I am reading Boyd's Convex Optimization textbook and I am looking at example 3.22, line 2.
It says $y^T x – \frac12 x^T Q x$ is bounded from above for all possible values of $y$. Also, it is important to note $Q$ is a symmetric positive definite. So for all values of $x$, $x^T Q x$ is a positive number. Why is $y^T x – \frac12 x^T Q x$ bounded above? I am not sure how to compare the quantity $y^T x$ with the quantity $\frac12 x^T Q x$. For $y=0$, I can see why.. then there are two cases, $y>0$ and $y<0$.
Thanks
Best Answer
Hint: For given $y$ write $x:=Q^{-1}y + v$ with a new independent vector variable $v$. The resulting quadratic function of $v$ will have no linear term.
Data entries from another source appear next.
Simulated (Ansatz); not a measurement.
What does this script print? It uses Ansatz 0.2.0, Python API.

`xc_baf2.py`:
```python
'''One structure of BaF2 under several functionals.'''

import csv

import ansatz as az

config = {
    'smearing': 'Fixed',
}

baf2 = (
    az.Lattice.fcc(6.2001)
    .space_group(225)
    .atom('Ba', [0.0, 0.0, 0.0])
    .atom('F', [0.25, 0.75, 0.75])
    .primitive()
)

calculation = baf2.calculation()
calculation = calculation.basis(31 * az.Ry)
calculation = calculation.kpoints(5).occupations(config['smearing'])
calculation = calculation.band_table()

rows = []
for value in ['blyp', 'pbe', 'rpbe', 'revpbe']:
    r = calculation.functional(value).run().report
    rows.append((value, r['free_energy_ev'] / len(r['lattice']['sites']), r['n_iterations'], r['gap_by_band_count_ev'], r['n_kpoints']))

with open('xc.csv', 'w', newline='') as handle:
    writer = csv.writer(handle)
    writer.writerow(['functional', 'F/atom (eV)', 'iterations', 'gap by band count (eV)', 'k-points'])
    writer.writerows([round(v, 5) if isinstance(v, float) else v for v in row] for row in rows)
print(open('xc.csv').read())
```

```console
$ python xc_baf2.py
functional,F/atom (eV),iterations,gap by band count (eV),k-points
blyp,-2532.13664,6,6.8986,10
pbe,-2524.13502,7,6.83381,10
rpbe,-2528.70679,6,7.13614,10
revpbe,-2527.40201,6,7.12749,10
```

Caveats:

I'm expanding the hint: We are given the function $\phi(x):=y^T x -{1\over2} x^T Q x$ where $y$ is an a priori given constant vector. Writing $x:= Q^{-1} y+v$ we get the pullback (i.e., $\phi$ written as a function of the new variable $v$) $$\eqalign{\tilde\phi(v)&=y^T(Q^{-1}y +v) -{1\over 2}(y^T Q^{-1} + v^T)\ Q\ (Q^{-1}y + v)\cr &= y^T Q^{-1}y + y^T v -{1\over2}(y^TQ^{-1} + v^T)( y+ Qv)\cr &={1\over2} y^TQ^{-1} y -{1\over 2} v^T Q v\cr}$$ (note that $y^T v=v^T y$). Here the right side is a constant minus something positive definite, so it is bounded above by this constant.